Lawsuit protests Charlottesville's panhandling ban
Lawyer, five clients contend restrictions threaten First Amendment rights
A lawsuit challenging Charlottesville’s ban on panhandling on the Downtown Mall within 50 feet of cross streets may go forward, the Fourth Circuit Court of Appeals ruled Friday. The decision overturns a U.S. District Court dismissal of the lawsuit in January 2012.
The lawsuit challenges two parts of the City’s ordinance against panhandling, or what the Appeals Court’s decision calls “solicitation.” The law prohibits “beggars” from soliciting any person seated within an outdoor café area, and from soliciting on the Downtown Mall within 50 feet of Second Street and Fourth Street, said Jeffrey Fogel, an American Civil Liberties Union attorney for five homeless people challenging the law.
Fogel and his five clients argue these sections of the ordinance violate their First Amendment rights.
“[The] ordinance is not constitutional just by looking at the face of it,” Fogel said. Several kinds of soliciting are allowed, however, including inquiring for directions or asking for signatures in a political campaign. The ordinance only specifically prohibits solicitation of money or things of value.
Fogel said those exceptions do not change the law’s constitutionality.
“[A] public body cannot tell you what you can talk about,” Fogel said. “What the government can almost never do is to say, ‘you can talk about this, but you can’t talk about that.’”
In the Court’s decision, Justice Allyson Duncan said the arguments Fogel put forth raised prudent concerns about the legitimacy of the regulation on free speech.
“We are unable at this point to accept the City’s possible justifications over the plausible censorial purpose alleged by Appellants,” Duncan wrote.
When the regulation was implemented in 2010, city officials said it was partly an effort to improve pedestrian safety by reducing the distractions for drivers in the area.

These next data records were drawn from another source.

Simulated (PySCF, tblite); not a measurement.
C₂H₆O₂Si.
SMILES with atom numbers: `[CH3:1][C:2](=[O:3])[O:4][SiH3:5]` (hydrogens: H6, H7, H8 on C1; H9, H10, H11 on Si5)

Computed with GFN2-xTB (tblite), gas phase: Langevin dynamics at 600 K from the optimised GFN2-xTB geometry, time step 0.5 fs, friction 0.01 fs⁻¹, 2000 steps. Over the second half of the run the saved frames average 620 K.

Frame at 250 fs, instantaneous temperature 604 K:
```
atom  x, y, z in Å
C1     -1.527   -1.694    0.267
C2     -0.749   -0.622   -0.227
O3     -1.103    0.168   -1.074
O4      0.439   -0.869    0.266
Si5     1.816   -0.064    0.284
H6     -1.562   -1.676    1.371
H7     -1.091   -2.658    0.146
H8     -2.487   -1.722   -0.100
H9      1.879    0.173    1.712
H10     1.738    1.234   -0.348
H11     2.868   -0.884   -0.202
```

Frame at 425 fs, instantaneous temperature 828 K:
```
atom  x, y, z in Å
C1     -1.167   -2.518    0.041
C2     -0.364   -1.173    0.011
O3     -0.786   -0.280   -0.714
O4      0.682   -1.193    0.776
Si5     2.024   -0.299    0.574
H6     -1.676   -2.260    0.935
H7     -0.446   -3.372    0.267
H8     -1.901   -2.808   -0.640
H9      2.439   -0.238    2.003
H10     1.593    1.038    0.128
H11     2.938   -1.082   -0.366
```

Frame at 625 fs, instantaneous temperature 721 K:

Fogel said the idea that beggars are to blame for distracting drivers is ridiculous. “There are a million things that can distract motorists that aren’t beggars,” he said. “What if I hold up a sign with a naked lady on it? … What about signs for movie or book festivals?”
The case will now return to a District Court judge, once the city files a formal response to the Appeals Court decision. The judge can then decide to rule on the case or move it to trial. The process could take an additional three or four months, Fogel said.
Authorities from the City of Charlottesville would not comment on the pending court case.